Our website is made possible by displaying online ads to our visitors.
Please consider supporting us by whitelisting our site.

Bishop Burbidge named to Arlington

First slide

Pope Francis has accepted the resignation of Arlington Bishop Paul S. Loverde and has appointed as his successor Raleigh Bishop Michael F. Burbidge, 59.

Bishop Loverde, who turned 76 in September, has led the Arlington Diocese since 1999. Canon law requires all bishops to submit their resignation at age 75.

The changes were announced Oct. 4 in Washington by Msgr. Walter Erbi, the charge d'affaires at the apostolic nunciature to the United States.

Bishop Loverde will serve as apostolic administrator until Bishop Burbidge’s installation, which will take place Dec. 6 at the Cathedral of St. Thomas More in Arlington.

Michael F. Burbidge was born June 16, 1957, in Philadelphia, Pa., the second son of Francis and Shirley Burbidge and brother of Francis Burbidge Jr. He graduated from Cardinal O'Hara High School, Springfield, Pa., in 1975. From high school he went to St. Charles Borromeo Seminary and was ordained a priest of the Archdiocese of Philadelphia May 19, 1984, by Cardinal John Krol.

Bishop Burbidge holds a bachelor’s in philosophy and a master’s in theology from St. Charles Borromeo Seminary, a master’s in education administration from Villanova University, as well as a doctorate in education from Immaculata College.

Father Burbidge's first priestly assignment was as parochial vicar of St. Bernard Church in Philadelphia, where he served for two years. From 1986 to1992, he was on the faculties, successively, of Cardinal O'Hara High School, Archbishop Wood High School and St. Charles Borromeo Seminary, where he also served as dean of students.

In 1992, Father Burbidge was named administrative secretary to Philadelphia Cardinal Anthony Bevilacqua, and served in that capacity until 1999. In 1998, he was named a monsignor.

Msgr. Burbidge was appointed rector of St. Charles Borromeo Seminary in 1999 and he was ordained an auxiliary bishop of Philadelphia in 2002, where he oversaw the Office of the Vicar for Clergy and the Office of Communications.

On June 8, 2006, Pope Benedict XVI named Bishop Burbidge the fifth Bishop of the Diocese of Raleigh. He was installed in Raleigh Aug. 4.

Bishop Burbidge’s episcopal motto is “Walk Humbly with God.” He will succeed Bishop Loverde, whose episcopal motto is “Encourage and Teach with Patience.”

Paul S. Loverde was born Sept. 3, 1940, in Framingham, Mass. He earned his bachelor’s degree from St. Bernard Seminary College in Rochester, N.Y., and was ordained a priest Dec. 18, 1965, in St. Peter’s Basilica in Rome.

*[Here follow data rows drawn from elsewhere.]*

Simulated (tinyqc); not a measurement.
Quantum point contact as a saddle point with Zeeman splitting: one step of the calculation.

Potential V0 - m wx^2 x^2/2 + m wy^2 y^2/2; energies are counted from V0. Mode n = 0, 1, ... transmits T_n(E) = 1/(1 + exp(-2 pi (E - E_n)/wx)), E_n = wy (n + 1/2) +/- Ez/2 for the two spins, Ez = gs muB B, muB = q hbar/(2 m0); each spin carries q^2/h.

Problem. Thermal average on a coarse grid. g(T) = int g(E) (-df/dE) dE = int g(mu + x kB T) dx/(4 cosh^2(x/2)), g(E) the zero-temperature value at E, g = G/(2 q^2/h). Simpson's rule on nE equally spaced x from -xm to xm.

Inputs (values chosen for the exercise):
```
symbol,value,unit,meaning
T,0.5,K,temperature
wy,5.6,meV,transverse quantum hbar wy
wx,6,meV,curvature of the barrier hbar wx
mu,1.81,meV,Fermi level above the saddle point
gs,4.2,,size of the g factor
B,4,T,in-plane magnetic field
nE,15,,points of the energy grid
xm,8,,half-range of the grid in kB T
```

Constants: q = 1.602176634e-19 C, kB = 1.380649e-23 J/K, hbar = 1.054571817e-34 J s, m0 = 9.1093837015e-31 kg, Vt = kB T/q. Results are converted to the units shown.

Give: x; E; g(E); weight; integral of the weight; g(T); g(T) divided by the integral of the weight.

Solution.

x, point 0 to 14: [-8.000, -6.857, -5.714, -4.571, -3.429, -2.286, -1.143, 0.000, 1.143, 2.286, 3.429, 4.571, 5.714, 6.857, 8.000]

He earned his licentiate in sacred theology from the Gregorian University in Rome in June 1966 and received his licentiate in canon law in 1982 from Catholic University in Washington.

He was appointed auxiliary bishop of Hartford Feb. 3, 1988, and was consecrated April 12, 1988. He was installed as the 11th bishop of Ogdensburg Jan. 17, 1994, and the third bishop of Arlington March 25, 1999.

During his time in Arlington, Bishop Loverde has established eight new parishes, dedicated 12 new churches and ordained more than 70 priests. Bishop Loverde also resumed the permanent diaconate program in 2005 after a 20-year hiatus, believing that permanent deacons would be of great help to priests. In 2011, 16 men were ordained to the diaconate. There are now 81 permanent deacons serving the diocese.

Between 2006 and 2013, the bishop penned five letters individually and two with Richmond Bishop Francis X. DiLorenzo on topics such as the scourge of pornography, appropriate responses to the Sept. 11 terrorist attacks, the gift of Catholic schools in the United States and the importance of lifelong devotion to the Sacred Heart.

His 2006 letter, “Bought with a Price: Every Man’s Duty to Protect Himself and His Family from a Pornographic Culture,” was reprinted in 2014 and translated into both Spanish and French. Although the letter is directed at porn users, it also encourages all people to recognize the widespread social and cultural effects of porn.

During the bishop’s first year in Arlington, 20 percent of parishioners participated in the Bishop’s Lenten Appeal, and around $4.5 million was raised. By 2016, that number jumped to nearly $17.5 million pledged with 32 percent participation. The BLA has collected more than $170 million since 2000.

The Arlington Diocese was established Aug. 13, 1974. It comprises the seven cities of Alexandria, Fairfax, Falls Church, Fredericksburg, Manassas, Manassas Park and Winchester and the 21 counties of Arlington, Clarke, Culpeper, Fairfax, Fauquier, Frederick, King George, Lancaster, Loudoun, Madison, Northumberland, Orange, Page, Prince William, Rappahannock, Richmond, Shenandoah, Spotsylvania, Stafford, Warren and Westmoreland. It has 69 parishes and five missions with a Catholic population of 457,874.

The diocese’s founding bishop was Thomas J. Welsh, who served from Aug. 13, 1974, to Feb. 8, 1983. He was succeeded by Bishop John R. Keating, who served from Aug. 4, 1983, until his death March 22, 1998.